Surviving on an Actor’s Budget: A Short Guide
Starving artists—it’s a stereotype that gets thrown around a lot, but now that you’re here, we know you know by now that there’s some truth to it. The sporadic nature of the work, the competition, and the constant uncertainty of booking a role make starting out an acting career definitely challenging. Even actors who make great money for each project know that some dry spells bound to be expected in between jobs. Going to bed thinking that days of zero earnings are always just one closing notice or contract end away is enough to induce perpetual anxiety. So how does one get by on an actor’s budget? Will you make it till you first big break?
Here’s a guide to survival on an actor’s budget.

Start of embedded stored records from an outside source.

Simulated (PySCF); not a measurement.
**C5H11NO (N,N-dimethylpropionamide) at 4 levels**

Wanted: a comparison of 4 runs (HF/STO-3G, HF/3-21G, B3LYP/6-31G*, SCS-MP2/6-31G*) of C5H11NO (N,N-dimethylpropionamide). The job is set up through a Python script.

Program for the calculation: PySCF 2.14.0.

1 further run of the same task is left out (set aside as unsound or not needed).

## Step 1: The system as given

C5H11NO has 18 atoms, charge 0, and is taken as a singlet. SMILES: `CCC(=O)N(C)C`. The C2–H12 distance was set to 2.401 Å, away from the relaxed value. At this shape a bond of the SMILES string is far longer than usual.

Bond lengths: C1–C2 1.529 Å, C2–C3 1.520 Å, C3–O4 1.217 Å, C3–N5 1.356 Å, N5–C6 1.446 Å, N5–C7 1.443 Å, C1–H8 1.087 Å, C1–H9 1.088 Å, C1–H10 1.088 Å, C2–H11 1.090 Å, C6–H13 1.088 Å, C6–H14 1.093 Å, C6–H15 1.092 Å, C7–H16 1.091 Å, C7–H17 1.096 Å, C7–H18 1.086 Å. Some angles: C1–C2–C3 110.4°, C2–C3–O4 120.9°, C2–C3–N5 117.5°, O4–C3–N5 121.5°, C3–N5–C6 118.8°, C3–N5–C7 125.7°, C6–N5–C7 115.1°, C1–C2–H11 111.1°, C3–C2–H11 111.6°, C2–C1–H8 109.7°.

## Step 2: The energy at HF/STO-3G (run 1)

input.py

How Do You Survive on an Actor’s Budget?
Wants versus needs
This sounds obvious to any adult, but many of us choose to forget it on a date or upon finding out that our coveted pair of shoes is on sale. Let’s state the obvious to define what your needs are: housing, food, utilities, transportation, internet, cell phone, and sometimes classes or workshops. These are the things that you need to live and maintain an acting career. Loans and debts owed should also be counted in the category of needs because not paying them actually costs more money in the long run. Wants, on the other hand, are just about everything else: clothes, travels, buffets, drinks, leisure activities, Starbucks, and movie tickets.
Expenses versus income
Here’s a rule: your income has to be double (or more) what you pay in rent to be safe. You can’t spend money you aren’t committed to making. Live within your means, or else you’ll be buried in debt. If it turns out that your expenses are higher than your income, you need to either increase your income or lower your expenses (or both).
- Reduce your expenses. Examine every item in your monthly expenses to see where you can remove or reduce. Remember that even the necessities of life can be renegotiated to be made more affordable. Perhaps you can get another roommate to reduce your rent and monthly utility expenses. Or downgrade to a lower-cost cell phone plan to reduce your monthly bill. Or temporarily cut back on acting classes and explore cost-free ways to further your knowledge. Look for coupons and discounts anywhere you can. Go to thrift stores for shoes and clothing. Use less electricity and water. Cut down on groceries. Buy food products that are on sale. Move to a cheaper apartment.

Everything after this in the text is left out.